Wednesday, April 17, 2013

Catastrophe, Chorus, and Comedy : How does God open our eyes?

This sermon was given by Kellogg Fellow Emily Garcia on the Third Sunday in Easter, 14 April 2013, at the Episcopal Chaplaincy at Harvard. The readings for the day can be found here.



Dearest Lord, we ask that you would open us to you, so that the words of my mouth and the meditations of our hearts might be pleasing to you. Amen.

Friends, before I share some thoughts on the Scriptures, I hope you’ll allow me a short church-nerd lesson. You all probably know most of this already, but we have this opening prayer at the beginning of our service, and it changes every week. It’s called the “Cóllect of the Day”. (Just a tangent: when I first became Episcopalian I outed myself as a newbie by continually calling it the colléct.)

The name cóllect comes from the Latin collecta, whose foggy origins seem to mean “the gathering of the people”, the collecting up of many prayers into one. What’s reeeally interesting to me is that these Collects are paired with particular readings throughout our yearly lectionary.

So! The lectionary, at its best, places some of the myriad Biblical voices in conversation and counterpoint to each other. And the Collect acts as a kind of moderator, offering an opening remark to focus our attention. I’ve often found that the Collect raises questions in me, which find their answers or echoes in the readings.

I explain all this because tonight’s a good example, and I want to share some thoughts on the question the Collect raises. Here it is: O God, whose blessed Son made himself known to his disciples in the breaking of bread: Open the eyes of our faith, that we may behold him in all his redeeming work. Open the eyes of our faith that we may behold him. Open the eyes of our faith.

What are we asking for, when we ask to have the eyes of our faith opened? What are we asking for, or waiting for? And how does God respond—how does He open our eyes    to see Christ?

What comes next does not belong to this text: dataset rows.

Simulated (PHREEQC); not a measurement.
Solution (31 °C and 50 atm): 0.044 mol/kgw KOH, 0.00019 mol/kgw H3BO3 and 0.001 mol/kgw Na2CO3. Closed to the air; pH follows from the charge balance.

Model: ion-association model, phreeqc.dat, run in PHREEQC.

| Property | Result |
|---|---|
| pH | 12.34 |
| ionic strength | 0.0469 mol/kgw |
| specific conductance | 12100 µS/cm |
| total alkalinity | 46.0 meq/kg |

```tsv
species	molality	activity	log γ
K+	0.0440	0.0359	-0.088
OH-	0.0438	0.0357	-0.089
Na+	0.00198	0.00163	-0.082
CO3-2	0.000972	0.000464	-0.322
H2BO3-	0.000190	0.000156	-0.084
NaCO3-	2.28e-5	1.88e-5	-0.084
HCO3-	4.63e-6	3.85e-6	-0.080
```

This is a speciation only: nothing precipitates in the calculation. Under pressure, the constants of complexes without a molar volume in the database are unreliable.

The authors of Acts, Revelation, and the Gospel of John all have very different answers to that question.

Caravaggio's Conversione
This scene in Acts says that God opens our eyes in startling, strange unexpected signs. Saul is approaching Damascus when, “suddenly, a light from heaven flashed around him. He fell to the ground and heard a voice saying, ‘Saul Saul why do you persecute me?’”. This light blinds him for three days, and he’s “led by the hand” to Damascus, where he prays until God sends the disciple Ananias to heal him and fill him with the Spirit.

I love all the paintings and drawings that have been made of this bizarre moment on the road. Sometimes Saul is shown flying off his horse, knocked by a blaze. Or Christ is leaning in from a cloud, and Saul has his ear turned toward him. Or Saul is falling forward before Christ in humility— or, like in the Caravaggio painting in your bulletin, Saul just lies there, stunned. Stunned silent, even, maybe still stunned long after the voice of Christ has left his ear.

Saul continues on where he’d been headed, but now he goes “led by the hand.” Later, he receives the power of the Spirit from Ananias, but only after he has been made powerless. God opens Saul’s eyes, but only only after they have been stunned shut.

When God opens our eyes in this way, it may not knock us off our path, but it’ll change the REASON we’re on that path. When we see Christ in this way, we might not turn around, but we walk on in a very different way than how we started. And, we might need a word and a prayer from someone who God sends to us, to explain what has happened.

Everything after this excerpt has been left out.